Bonnie Raitt’s First Album Recorded on Lake Minnetonka

The blues singer's lake-area ties.

While you’ve likely heard of the nine-time Grammy-winning singer Bonnie Raitt, what isn’t as public is that she started her blues career on Lake Minnetonka. An old summer camp on Enchanted Island made her feel at home because it reminded her of a camp in the Adirondack Mountains where she’d performed as a kid, much like Bob Dylan (then Zimmerman) did when he lugged along his guitar to a Jewish camp in Wisconsin.

Raitt hadn’t planned on being a blues musician, but in the early 1970s, after taking a semester off from college to play soulful folk around Boston, Warner Brothers offered her a contract. She accepted, and along with her brother Steve, Raitt hooked up with a who’s who of musicians from the West Bank of Minneapolis to record her 1971 debut album Bonnie Raitt.

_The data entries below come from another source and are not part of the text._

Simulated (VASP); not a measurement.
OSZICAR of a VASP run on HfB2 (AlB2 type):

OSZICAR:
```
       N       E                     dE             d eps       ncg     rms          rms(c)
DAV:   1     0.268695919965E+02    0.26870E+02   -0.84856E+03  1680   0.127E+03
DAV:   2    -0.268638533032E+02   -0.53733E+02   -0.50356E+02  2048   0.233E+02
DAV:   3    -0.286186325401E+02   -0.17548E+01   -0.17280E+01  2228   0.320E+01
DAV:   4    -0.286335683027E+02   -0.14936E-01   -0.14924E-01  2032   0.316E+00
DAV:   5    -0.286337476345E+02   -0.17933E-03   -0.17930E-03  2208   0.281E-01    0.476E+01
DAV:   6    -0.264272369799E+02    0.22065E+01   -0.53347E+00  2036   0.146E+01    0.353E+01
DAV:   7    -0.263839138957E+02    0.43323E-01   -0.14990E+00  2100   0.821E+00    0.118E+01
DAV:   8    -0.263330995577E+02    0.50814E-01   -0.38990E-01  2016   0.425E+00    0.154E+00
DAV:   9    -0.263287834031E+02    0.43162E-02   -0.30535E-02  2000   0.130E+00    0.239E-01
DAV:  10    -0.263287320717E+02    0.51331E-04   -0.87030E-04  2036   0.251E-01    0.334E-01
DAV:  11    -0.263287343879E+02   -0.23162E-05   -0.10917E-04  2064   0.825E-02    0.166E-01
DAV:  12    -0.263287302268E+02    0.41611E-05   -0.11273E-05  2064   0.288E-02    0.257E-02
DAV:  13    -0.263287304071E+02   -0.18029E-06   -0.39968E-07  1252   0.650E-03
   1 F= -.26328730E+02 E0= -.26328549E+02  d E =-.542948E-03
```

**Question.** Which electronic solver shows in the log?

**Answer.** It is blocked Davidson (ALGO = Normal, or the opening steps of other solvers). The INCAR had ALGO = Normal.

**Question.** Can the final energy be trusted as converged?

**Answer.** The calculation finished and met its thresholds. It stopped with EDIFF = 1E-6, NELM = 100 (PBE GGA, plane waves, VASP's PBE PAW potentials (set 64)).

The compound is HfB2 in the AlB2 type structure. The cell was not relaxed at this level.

Willie Murphy, who still plays piano regularly in town and calls himself “a cursed white guy who fell in love with black music as a kid,” produced the record, while his band, Willie and the Bees, provided the backup music.

“Bonnie asked me to produce the record,” Murphy says. “She was a fan of me and [John] Koerner’s [who engineered sound for the record] when we toured out in Boston. So I talked her into coming out to my little hippie pad to do the record.” To keep the rough, spontaneous feel of her shows, Raitt and Murphy wanted to avoid a slick, urban recording studio. “We’d look in the want ads and then drive around and look at these little places,” says Murphy. “We saw this ad for a defunct summer camp and loved it.”

Lake Minnetonka proved to be the perfect place for this seminal record at a “remedial reading summer camp,” as Raitt described it in a 2013 interview with The Current radio station. “It wasn’t Animal House, but it was very much like a summer camp. It was just a blast.”

The recording session turned into a weeks-long party as all the musicians bunked at the camp. “There were so many accommodations that we ended up all staying out there. A few musicians came up from Chicago, and would fish every day,” Murphy says. “It was a vacation for everybody. Finally after a couple of weeks there, [Raitt] asked, ‘Don’t you think we should start recording?’ ”

Even while the recording was happening, 40 to 50 people were coming and going from the camp, says Murphy. One was Julian West, who was babysitting the son of the sound engineers. He remembers the makeshift studio in a two-story barn/garage. “The tape recorder was upstairs and the musicians played downstairs, so they communicated to each other by a microphone and a disembodied voice. It was a little bit of a weird set-up.”

Even if the creative studio was inventive, the results of this live, four-track recording set Raitt’s career in motion. “A lot of people still think it’s her best record,” Murphy says. “I do think it stands up as one of the best records she’s ever made.”

Raitt also remembers it fondly. “I’m always reminiscing with Willie and the Bees when I get together with them,” she told The Current.

Raitt continued her Minnesota connections over the years, playing on A Prairie Home Companion in particular. In that same interview with The Current, she complimented the state’s focus on the arts, saying, “You guys have one of the most vital … wide-ranging but overlapping appreciative musical scenes... It’s Austin, New Orleans and Minneapolis/St. Paul that are the three cities that have been multi-racial in their music scenes for all this time. That’s why I wanted to make my first record there.”